If you are programming with CobolScript Professional Edition, and you want to directly interact with a relational database using CobolScript LinkMaker™’s embedded SQL capability, refer to Appendixes G and H for instructions on configuring and using LinkMaker™.

Describing Files and Defining Data Records

Before any processing can be done on a data file, you must first describe it using an FD statement, and you must create a record variable that defines the individual fields within each data record. See the Data and Copybook Files section of Chapter 3 for more details on describing a file and defining a data record.

Opening Files

Before you can begin reading data from a file or writing data to a file, you must first open the file. Opening a file lets the operating system know that you intend to perform an input or output operation on that file, and prepares the file for subsequent operations. You can open a file in CobolScript for reading, writing, updating, or appending.

If you open a file for writing and the file already exists, its contents will be destroyed and a new file created in its place. Opening a file for reading, updating, or appending, however, will not destroy the file’s contents.

The DELIMITED WITH clause can be added to an OPEN statement to indicate that a data file is delimited, meaning that fields are separated with a single-character delimiter that is specified after the WITH keyword. The absence of the DELIMITED WITH phrase indicates that the data file has fixed width fields, which will be separated based on the individual field sizes in the record definition.

Below are some examples of each variation of the OPEN statement, with and without the DELIMITED WITH clause:

OPEN test_file FOR READING.

OPEN `test.dat` FOR READING DELIMITED WITH `|`.

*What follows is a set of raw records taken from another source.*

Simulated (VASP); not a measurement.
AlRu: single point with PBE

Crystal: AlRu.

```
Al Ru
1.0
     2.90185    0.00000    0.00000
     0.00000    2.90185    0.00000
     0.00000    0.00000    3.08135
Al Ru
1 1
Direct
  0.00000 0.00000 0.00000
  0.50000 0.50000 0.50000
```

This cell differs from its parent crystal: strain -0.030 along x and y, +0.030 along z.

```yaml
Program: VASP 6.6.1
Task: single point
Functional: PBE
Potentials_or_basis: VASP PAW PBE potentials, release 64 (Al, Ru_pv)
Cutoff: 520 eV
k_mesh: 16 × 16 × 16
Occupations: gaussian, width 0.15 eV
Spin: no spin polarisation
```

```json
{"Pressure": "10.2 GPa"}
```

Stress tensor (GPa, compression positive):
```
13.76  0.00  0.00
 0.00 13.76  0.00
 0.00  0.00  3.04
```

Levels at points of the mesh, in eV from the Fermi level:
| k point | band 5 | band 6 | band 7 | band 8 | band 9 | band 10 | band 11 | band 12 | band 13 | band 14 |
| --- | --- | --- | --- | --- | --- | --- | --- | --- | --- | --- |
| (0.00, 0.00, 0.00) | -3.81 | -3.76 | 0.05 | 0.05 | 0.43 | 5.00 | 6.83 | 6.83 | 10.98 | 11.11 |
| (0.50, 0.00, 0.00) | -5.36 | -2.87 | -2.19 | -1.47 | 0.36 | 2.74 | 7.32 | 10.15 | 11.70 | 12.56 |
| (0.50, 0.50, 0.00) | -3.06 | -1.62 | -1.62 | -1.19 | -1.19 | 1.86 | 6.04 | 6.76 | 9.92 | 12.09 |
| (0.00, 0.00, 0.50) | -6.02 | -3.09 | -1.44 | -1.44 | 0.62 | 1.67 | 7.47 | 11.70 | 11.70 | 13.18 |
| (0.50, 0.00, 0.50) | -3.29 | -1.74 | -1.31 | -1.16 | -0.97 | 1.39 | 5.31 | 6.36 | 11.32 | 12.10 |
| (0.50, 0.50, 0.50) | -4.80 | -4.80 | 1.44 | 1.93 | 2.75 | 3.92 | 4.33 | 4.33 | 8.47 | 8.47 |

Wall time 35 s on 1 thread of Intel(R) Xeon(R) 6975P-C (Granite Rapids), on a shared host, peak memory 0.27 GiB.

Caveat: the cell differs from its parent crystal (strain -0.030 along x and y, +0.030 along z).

OPEN `test_file FOR WRITING.

OPEN test_file FOR WRITING DELIMITED WITH `,`.

OPEN `test.dat` FOR APPENDING.

Ü

OPEN test_file FOR APPENDING DELIMITED WITH `,`.

If you’re working in a Unix environment, you must have the appropriate permissions set for your data files; specifically, read as well as write permissions must be set on all data files for all file processing options. Even files that are only opened for reading must have Unix write permissions set, because early versions of CobolScript used OPEN FOR READING to update records as well as to read them; to be backward compatible, current versions of CobolScript still support this format.

Closing Files

After you have finished working with a file, you must close it. Closing a file releases the file descriptor to the operating system; failing to close a file will cause the file to be locked and appear unavailable to other applications. Here is an example of the CLOSE statement:

CLOSE `test.dat`.

In the following CobolScript program, we simply open and close a file. Since it is opened for writing, the file will be created if it does not already exist, or overwritten if it does already exist.

1 io_file PIC X(n) value `IO.DAT`.

FD io_file RECORD IS 100 BYTES.

OPEN io_file FOR WRITING.

CLOSE io_file.

Reading Records From Files

The READ statement reads one data record from the data file and loads it into the target record variable. A single READ will read data until it reaches a line terminator, at which point it stops. The line terminator is the ASCII character or character combination that is used by your operating system to indicate the end of a line, usually either the carriage return or carriage return and linefeed characters in combination. The line terminator is not included in the record data.

The AT END clause of the READ statement is an error-trapping routine that recognizes when the end-of-file marker has been reached, and executes a specific statement when this condition is met. We have chosen to use a MOVE statement in this example; any simple one-line statement, such as DISPLAY or COMPUTE, could be substituted for the MOVE. The clause should be used in most cases; if the AT END clause is not specified, reaching the end of a data file will cause a CobolScript error.

Once a data record has been read and the target record variable populated, the component fields of the record variable can be used like any other variable. Below is some example code that utilizes the READ statement:

1 test_file PIC X(n) VALUE `TEST.DAT`.

FD test_file RECORD IS 100 BYTES.

1 input_record.

5 ir_component_1 PIC X(50).

5 ir_component_2 PIC X(50).

1 eof PIC 9 VALUE 0.

OPEN test_file FOR READING.

PERFORM UNTIL EOF

READ test_file INTO input_record

AT END MOVE 1 TO eof

DISPLAY `Record component 1 is: ` & ir_component_1

END-PERFORM.

CLOSE test_file.

Overwriting a File

To overwrite a file, just open it for writing and write the new output to the file using the WRITE statement. Writing will put data from a source literal or variable into a single record in the file. In this example, the fields comprising RECORD-VARIABLE are assumed to have already been populated:

OPEN test_file FOR WRITING DELIMITED WITH `|`.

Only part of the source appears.